Gauge re-registration warning can confuse users
Filing this issue after a conversation with @jonatan-ivanov in https://github.com/quarkusio/quarkus/issues/47504 and https://github.com/vert-x3/vertx-micrometer-metrics/issues/259
In Vert.x (and Quarkus), we use gauges to monitor things like pending messages in a message bus queue, active network connections, or active WebSockets. The need is similar to a counter, except it has the ability to decrease (internally, we use a LongAdder).
Because our users can enable/disable some tags in configuration, or customize meter ids with filters, we must be careful not to increment/decrement the wrong value.
For this reason we've built in Vert.x a small utility that allows to register a gauge as many times as needed and be sure to get the corresponding LongAdder.
I've put together a small reproducer that includes the utility in a project on GitHub: https://github.com/tsegismont/multiple-gauge-registration-warning
The problem is that, after https://github.com/micrometer-metrics/micrometer/pull/5617, a warning is logged when a gauge is re-registered, and it confuses some of our users (see the original reports in Vert.x and Quarkus).
I understand the rationale for this warning (as discussed in https://github.com/micrometer-metrics/micrometer/issues/5616) but I believe our use-case is valid. So, I'm starting this discussion in the hope to find a solution.
For obvious reasons, I'd rather not tell users to ignore the warning or raising the log level.
I can see two options:
- make it possible to mark a gauge as safe for multiple lookups in the builder, and make it possible to retrieve the monitored value
- introduce a new meter, hybrid between gauge and counter, that allows to increment and decrement values.
What do you think about this? Do you have other ideas?
I quickly looked into your reproducer and it seems you are tracking the number of active tasks (processed/pending messages). We have a component for this use-case it's called LongTaskTimer (ActiveTaskTimer could be a better name).
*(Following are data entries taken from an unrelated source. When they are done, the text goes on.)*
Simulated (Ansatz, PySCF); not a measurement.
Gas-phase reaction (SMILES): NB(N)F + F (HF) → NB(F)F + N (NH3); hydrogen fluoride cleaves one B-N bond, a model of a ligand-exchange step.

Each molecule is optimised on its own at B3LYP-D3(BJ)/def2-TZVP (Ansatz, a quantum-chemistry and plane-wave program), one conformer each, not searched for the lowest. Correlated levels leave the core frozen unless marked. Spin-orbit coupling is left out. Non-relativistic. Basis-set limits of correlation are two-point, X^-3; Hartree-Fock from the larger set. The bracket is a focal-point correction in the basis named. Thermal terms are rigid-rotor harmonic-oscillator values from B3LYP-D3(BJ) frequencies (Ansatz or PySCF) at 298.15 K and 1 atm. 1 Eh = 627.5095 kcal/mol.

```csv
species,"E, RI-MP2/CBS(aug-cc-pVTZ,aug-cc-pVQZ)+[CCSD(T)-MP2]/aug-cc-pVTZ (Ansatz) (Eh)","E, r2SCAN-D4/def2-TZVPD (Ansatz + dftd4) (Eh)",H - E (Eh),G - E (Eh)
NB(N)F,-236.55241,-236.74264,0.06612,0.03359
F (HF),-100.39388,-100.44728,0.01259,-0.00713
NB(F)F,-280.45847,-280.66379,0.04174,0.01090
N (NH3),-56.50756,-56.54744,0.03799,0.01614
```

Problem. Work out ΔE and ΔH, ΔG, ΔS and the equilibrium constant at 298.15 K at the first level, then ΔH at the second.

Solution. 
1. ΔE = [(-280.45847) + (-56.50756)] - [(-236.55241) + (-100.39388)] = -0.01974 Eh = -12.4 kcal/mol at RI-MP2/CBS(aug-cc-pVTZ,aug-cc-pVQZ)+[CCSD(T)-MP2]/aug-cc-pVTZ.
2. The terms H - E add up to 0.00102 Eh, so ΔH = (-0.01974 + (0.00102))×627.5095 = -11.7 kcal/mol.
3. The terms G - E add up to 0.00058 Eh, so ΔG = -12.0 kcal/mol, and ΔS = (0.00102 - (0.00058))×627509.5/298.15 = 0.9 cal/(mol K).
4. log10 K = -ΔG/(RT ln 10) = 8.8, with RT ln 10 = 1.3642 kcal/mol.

I modified your reproducer a little and used LongTaskTimer instead of Gauge: https://github.com/tsegismont/multiple-gauge-registration-warning/compare/master...jonatan-ivanov:micrometer-gh-6931-multiple-gauge-registration-warning:longtask-timer
I made the SPI context-aware but you can use something similar to LongGauges to get the LongTaskTimer.Sample instances. The output is a bit richer, instead of the number of pending tasks, you also get durations:
messagePending(LONG_TASK_TIMER)[address='foo']; active_tasks=1.0, duration=0.003666584 seconds, max=0.003694084 seconds
Thanks @jonatan-ivanov for your prompt reply.
To be honest, I had not considered LongTaskTimer, because of the name (and the implied timer nature). But it seems this could do the job for pending/active use-cases, at the expense of some metrics SPI changes for us.
Beyond the metrics SPI changes, I can see a couple of issues:
1/ users dashboards may be broken because metric names are going to change (value measurement renamed to active)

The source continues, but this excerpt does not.